The Power of Postconsumer School Food Waste Audits
I am sure many of you do not want to hear the word “audit” now that tax season is over, but the type of audit I am going to write about can be fun and enlightening. A food waste audit can help any organization better understand how much food, which types of food, and why certain foods are being thrown away in their operation. Waste reduction strategies derived from this data can help organizations save money and increase customer satisfaction. It is almost like getting a nice big tax return and spending it on someone you care about.
One of the best places to conduct a post-consumer food waste audit is in K-12 schools. Audit organizers can involve student volunteers and incorporate the activities into the math and science curriculum. In addition, student volunteers and participants can learn about the societal and environmental impacts that food waste can have on their community and world. In a survey by John Hopkins University, only 24 percent of survey respondents said that they were very knowledgeable about reducing wasted food (Neff et al., 2015). If we are to sustain the food waste reduction movement and reach the U.S. Department of Agriculture’s goal of reducing food waste by 50 percent by the year 2030, we have to motivate younger generations to take up this mission and help us change their peers’ perceptions about food waste.
Melissa Terry, M.P.A. graduate student and K12 food policy researcher at the University of Arkansas, has organized and conducted food waste audits in several elementary schools. In organizing some of her first audits, she created a technical advisory group of school nutrition staff and county environmental professionals. Stephen Sturdivant, the Environmental Protection Agency (EPA) representative in her region, is also a member of the group. Sturdivant works on EPA’s Food Recovery Challenge (EPA, 2016), which helps organizations such as schools collect food waste data and then implement waste reduction strategies. Both Terry and Sturdivant recommend student involvement in facilitating the data collection during the audits, as well as interviewing their fellow students as they move through the audit stations.
“Knowing what is being thrown out is one thing, but knowing why that food was being thrown out to begin with can really help a school implement a relevant waste reduction strategy. That is why I feel it is important to hear from the students themselves on why they are not finishing particular entrées and food items,” said Sturdivant. (Personal communication, Stephen Sturdivant, Environmental Engineer, U.S. Enviromental Protection Agency, May 19, 2016.) However, interviewing students as they go through the audit station may be more appropriate at higher grade levels. It may not be feasible in elementary schools where students need to be escorted to their next class.
Let’s quickly walk through a school food waste audit to show how simple and fun it can be. See Figure 1 to get an idea of how your audit setup could look. Obviously, a lot more planning and organizing will be involved, but these are the basic steps:
- Organize your team. Ideally, it should be a mix of school nutrition staff, teachers, students, and possibly parents. Be sure you work with school staff, especially the nutrition staff, from the beginning.
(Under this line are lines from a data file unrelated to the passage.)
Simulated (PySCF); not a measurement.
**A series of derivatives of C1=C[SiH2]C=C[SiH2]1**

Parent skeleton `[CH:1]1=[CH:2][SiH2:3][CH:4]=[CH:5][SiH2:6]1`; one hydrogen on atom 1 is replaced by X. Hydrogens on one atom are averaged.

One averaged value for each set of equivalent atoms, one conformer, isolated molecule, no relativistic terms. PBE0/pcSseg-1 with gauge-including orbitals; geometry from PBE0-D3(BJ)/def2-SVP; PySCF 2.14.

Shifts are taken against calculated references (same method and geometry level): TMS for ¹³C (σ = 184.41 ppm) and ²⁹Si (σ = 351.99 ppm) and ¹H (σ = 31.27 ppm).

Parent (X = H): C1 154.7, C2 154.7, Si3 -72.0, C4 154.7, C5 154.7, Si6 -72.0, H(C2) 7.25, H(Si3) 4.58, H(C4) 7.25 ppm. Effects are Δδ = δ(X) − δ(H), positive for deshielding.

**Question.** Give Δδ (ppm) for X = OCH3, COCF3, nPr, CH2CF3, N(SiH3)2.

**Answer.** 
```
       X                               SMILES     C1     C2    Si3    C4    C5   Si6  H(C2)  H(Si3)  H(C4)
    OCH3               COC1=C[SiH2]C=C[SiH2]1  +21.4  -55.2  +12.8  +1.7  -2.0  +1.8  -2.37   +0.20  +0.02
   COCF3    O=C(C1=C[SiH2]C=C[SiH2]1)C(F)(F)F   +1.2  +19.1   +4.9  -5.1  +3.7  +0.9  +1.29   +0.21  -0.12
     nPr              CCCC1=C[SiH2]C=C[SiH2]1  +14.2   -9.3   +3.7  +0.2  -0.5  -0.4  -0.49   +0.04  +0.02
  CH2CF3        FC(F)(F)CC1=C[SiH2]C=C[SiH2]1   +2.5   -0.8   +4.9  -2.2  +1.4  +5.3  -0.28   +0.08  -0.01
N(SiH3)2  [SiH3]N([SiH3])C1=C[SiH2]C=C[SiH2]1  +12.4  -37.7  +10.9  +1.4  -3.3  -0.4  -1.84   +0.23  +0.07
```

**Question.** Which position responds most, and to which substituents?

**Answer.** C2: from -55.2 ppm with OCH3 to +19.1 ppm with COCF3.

- Set a date for your audit and find out the items that will be served that day.
- Decide which items on the tray you want to measure individually. For example, you can have one 5-gallon bucket to measure the entrée waste, one 5-gallon bucket to measure milk waste, one bucket for fruits waste, and so forth. The more buckets and categories you have, the more detailed your data will be.
- On the day of the audit, set up your audit station in a convenient location. If possible, put the audit station near where the students generally discard their trash.
- When students first come to your audit station, they will be asked by a student volunteer the reasons why they did not finish particular items on the tray. Helpful answers such as “It was too cold,” “It was too soggy,” or “I was too full” should be recorded. Answers such as “I didn’t like it” will require the student volunteer to ask follow-up questions to ascertain a more helpful answer that nutrition staff can use to possibly make changes.
- After each student has been interviewed, his or her tray is taken by another student volunteer. The food left on the tray is then separated into the different buckets. Each tray is counted at the end to get an accurate count of how many students took part in the audit.
- Data is recorded and analyzed, and then, we hope, specific strategies can be implemented to reduce food waste.
Schools can take this process a step further and conduct another food waste audit after they have implemented some food waste reduction strategies and then compare the results to the previous audit. Did slicing those apples into smaller pieces reduce its waste by 10 percent? Did giving your entrée a more exciting name reduce its waste by 40 percent? The only way to find out is to do the audit.
In her audits, Melissa Terry found that milk was one of the most wasted items on the lunch tray. These findings prompted her to have conversations with nutrition staff and students, after which Terry concluded that confusion about mandatory milk is often the greatest predictor of high milk waste. Milk is an option, not a requirement, in schools that use the Offer versus Serve (OVS) provision in the National School Lunch Program and the School Breakfast Program. OVS allows students to decline food they do not intend to eat or drink that is offered through the National School Lunch Program and the School Breakfast Program. In 2010, 69 percent of elementary schools and 77 percent of middle schools used OVS (USDA, 2012). OVS is required in high schools. Indeed most schools utilize the OVS provision, but some of these schools still mistakenly require students to take milk.
“To a large extent, current nutrition staff grew up in a school environment where milk was mandatory. We found that milk waste is often the result of children having to take milk even in schools that use Offer Versus Serve. Some solutions are to provide better training for staff and place signs with clear instructions for students in the lunch line so they understand their options. Lastly, we worked with our Parent Teacher Organization to provide eight-ounce reusable water cups in the cafeteria so that students could have easier access to water. After taking these simple steps, we did follow-up audits where we saw milk waste being reduced by 21 percent,” said Terry. (Melissa Terry, M.P.A. graduate student and K12 food policy researcher at the University of Arkansas, May 12, 2016.)
To encourage similar positive results, the USDA and EPA are working on a variety of resources that can help schools conduct food waste audits and implement food waste reduction strategies. Each school is unique, so there can be many ways to organize an audit, just like there are many ways to tackle the problem of food waste. We would love to hear your experiences and ideas. You can email Jimmy Nguyen at firstname.lastname@example.org, Melissa Terry at email@example.com, and Stephen Sturdivant at Stephen.firstname.lastname@example.org with any additional questions or requests for more information.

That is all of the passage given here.